Time magazine likes to pick a person of the year, usually a news figure who transformed our world, usually for the better (though not always).
What if we were to pick such a person in California?
It’s been such a rotten year, and California’s civic climate seems so stuck, that it’s hard to choose anyone. As I thought about whom to nominate, I considered the entrepreneur (next frontier: space) Richard Branson. I pondered whether to nominate Mary Nichols, chair of the California Air Resources Board, who is making history with climate change regulation. The cynical political observer in me thought about offering up Abel Maldonado, who showed just how much a state legislator can accomplish for himself with one vote.
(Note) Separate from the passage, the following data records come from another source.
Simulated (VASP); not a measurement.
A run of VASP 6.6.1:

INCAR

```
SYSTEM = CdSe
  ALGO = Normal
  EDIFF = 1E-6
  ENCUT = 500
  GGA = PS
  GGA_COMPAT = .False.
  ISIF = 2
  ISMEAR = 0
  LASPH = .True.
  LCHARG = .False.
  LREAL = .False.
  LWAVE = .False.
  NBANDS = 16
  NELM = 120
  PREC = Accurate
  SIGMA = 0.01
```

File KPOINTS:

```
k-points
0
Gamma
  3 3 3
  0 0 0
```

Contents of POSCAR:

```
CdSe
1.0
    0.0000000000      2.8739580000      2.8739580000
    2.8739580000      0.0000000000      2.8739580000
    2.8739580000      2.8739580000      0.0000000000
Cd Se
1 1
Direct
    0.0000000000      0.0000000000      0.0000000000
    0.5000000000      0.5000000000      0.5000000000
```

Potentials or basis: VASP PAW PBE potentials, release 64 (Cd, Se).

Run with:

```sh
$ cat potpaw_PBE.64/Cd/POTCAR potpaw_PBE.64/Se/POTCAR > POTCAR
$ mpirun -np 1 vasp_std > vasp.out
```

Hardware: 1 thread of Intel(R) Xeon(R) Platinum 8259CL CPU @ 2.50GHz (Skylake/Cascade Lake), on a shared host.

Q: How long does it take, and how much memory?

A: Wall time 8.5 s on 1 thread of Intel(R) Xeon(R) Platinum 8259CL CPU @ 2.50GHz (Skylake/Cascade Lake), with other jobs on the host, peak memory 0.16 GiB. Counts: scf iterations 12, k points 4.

My runner-up is California Supreme Court Justice Ronald George, who effectively reversed his 2008 ruling legalizing same-sex marriage and reaffirmed the supremacy of voters by upholding Prop 8 (even when the voters are wrong, as in the case of Prop 8). George also bravely and appropriately spoke out about the need for constitutional reform in California.
So who is my choice for person of the year? Jim Wunderman, who has led the effort for a California constitutional convention.
Yes, there’s plenty to criticize about the proposed initiative to call a convention (I’ve gotten my own shots in). But Wunderman has made more progress in pursuit of this convention than insiders ever thought he would. He’s won endorsements and support across the ideological spectrum, managed to get initiatives written, and appears to have the money to qualify the idea for the 2010 ballot.
Most important, in pushing the idea of a convention in the face of widespread skepticism, he’s expanded what has been a too-narrow debate over how to fix California’s broken system. And he has done it with a democratic, self-critical spirit that the state desperately needs. The town hall meetings organized this year by Repair California, the committee that is leading the effort, were extraordinary in that they included – in prominent speaking roles – fierce critics of the convention.
Wunderman’s efforts may not produce a convention, and it’s possible that if the state has a convention, we may all live to regret it. But his pursuit of constitutional reform has been a bit of light in a very dark year for California politics and government. Thank you, Jim.